Regression discontinuity explained

Train for your next tech interview
1,500+ real interview questions across engineering, product, design, and data — with worked solutions.
Join the waitlist

The scenario you have already seen

A customer with credit score 699 gets the standard offer. The one at 701 gets a promotional bonus, lower APR, and a welcome credit. Both are essentially the same person on the day they applied — similar income, similar history, probably one late utility payment apart. Yet one gets treatment and one does not.

That tiny line at 700 is doing real work. Measure lifetime value on each side and you are no longer comparing self-selected groups; you are comparing customers who are statistically twins, separated only by a bureaucratic rule. That is the point of regression discontinuity design.

You see this pattern more often than people realize. Stripe gates fee tiers on monthly volume. DoorDash sets bonus thresholds at trip counts. Uber promotes drivers at a star rating. Airbnb pushes Superhost status at a review threshold. Each cutoff is a free natural experiment sitting in the warehouse.

What RDD actually is

Regression discontinuity is a causal inference method that estimates the effect of a treatment assigned based on whether a continuous score crosses a cutoff. The score is the running variable, the cutoff is where treatment switches on, and the treatment effect is the size of the jump in the outcome at exactly that cutoff.

The mental model is simple. Plot the outcome on Y and the running variable on X. Fit a smooth curve on each side of the cutoff. If treatment has zero effect, the two curves meet smoothly. If treatment has a real effect, you see a vertical jump at the cutoff, and the size of that jump is your estimate.

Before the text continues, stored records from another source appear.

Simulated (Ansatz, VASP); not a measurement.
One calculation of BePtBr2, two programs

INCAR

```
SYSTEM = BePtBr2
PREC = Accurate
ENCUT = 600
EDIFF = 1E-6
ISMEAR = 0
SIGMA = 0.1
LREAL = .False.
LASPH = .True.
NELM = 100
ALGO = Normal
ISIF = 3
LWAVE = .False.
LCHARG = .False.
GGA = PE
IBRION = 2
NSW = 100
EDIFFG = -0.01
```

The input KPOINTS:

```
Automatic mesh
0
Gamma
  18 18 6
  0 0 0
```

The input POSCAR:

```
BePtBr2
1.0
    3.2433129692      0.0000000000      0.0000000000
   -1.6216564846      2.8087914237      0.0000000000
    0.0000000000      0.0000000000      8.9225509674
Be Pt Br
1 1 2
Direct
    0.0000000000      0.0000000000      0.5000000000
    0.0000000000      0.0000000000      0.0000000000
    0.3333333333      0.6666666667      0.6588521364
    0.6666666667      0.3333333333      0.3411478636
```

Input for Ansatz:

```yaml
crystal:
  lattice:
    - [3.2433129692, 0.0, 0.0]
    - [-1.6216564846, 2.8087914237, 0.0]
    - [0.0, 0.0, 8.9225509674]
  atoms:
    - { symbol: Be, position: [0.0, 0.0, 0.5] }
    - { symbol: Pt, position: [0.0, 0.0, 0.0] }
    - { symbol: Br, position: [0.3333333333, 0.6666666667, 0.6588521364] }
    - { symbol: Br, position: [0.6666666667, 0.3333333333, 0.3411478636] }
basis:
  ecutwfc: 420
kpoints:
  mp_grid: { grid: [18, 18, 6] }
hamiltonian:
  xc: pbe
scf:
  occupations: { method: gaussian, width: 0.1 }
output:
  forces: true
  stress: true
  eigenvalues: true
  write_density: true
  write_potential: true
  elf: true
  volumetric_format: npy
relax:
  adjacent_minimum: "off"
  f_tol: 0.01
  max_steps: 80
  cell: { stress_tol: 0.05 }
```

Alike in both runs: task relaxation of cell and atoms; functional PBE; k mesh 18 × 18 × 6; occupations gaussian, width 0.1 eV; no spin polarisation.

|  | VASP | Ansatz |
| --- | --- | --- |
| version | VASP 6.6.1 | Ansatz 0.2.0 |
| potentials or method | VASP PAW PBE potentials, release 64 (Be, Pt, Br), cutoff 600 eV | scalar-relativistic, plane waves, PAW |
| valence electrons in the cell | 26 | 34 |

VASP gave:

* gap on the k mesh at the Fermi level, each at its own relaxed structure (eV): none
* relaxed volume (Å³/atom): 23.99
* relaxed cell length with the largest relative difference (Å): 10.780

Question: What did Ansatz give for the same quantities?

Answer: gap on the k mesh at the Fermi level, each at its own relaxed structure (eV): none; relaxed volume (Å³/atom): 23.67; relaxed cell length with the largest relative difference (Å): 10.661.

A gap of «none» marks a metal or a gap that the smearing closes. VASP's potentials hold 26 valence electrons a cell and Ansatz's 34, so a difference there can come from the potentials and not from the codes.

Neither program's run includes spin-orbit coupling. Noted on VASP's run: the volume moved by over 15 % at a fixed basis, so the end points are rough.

What makes RDD compelling is that you do not need to assume anything heroic about why people end up on one side or the other. You only need to assume that everything other than the treatment is smooth across the cutoff. The customer at 700.0 and the one at 699.9 are almost identical on every trait; the only thing that flips is treatment.

A worked example

A fintech offers a cashback bonus to credit card applicants who score 700 or above on its risk model. You want to measure how much that bonus boosts twelve-month lifetime value.

A customer at 699 has no bonus and lands at $200 LTV. One at 701 gets the bonus and lands at $280. The $80 gap, if everything else is smooth at 700, is your causal estimate of the bonus effect. That gap is not the average effect across all customers — it is the local effect for customers right at the threshold, which is exactly the population a product team can argue about lowering the bar for.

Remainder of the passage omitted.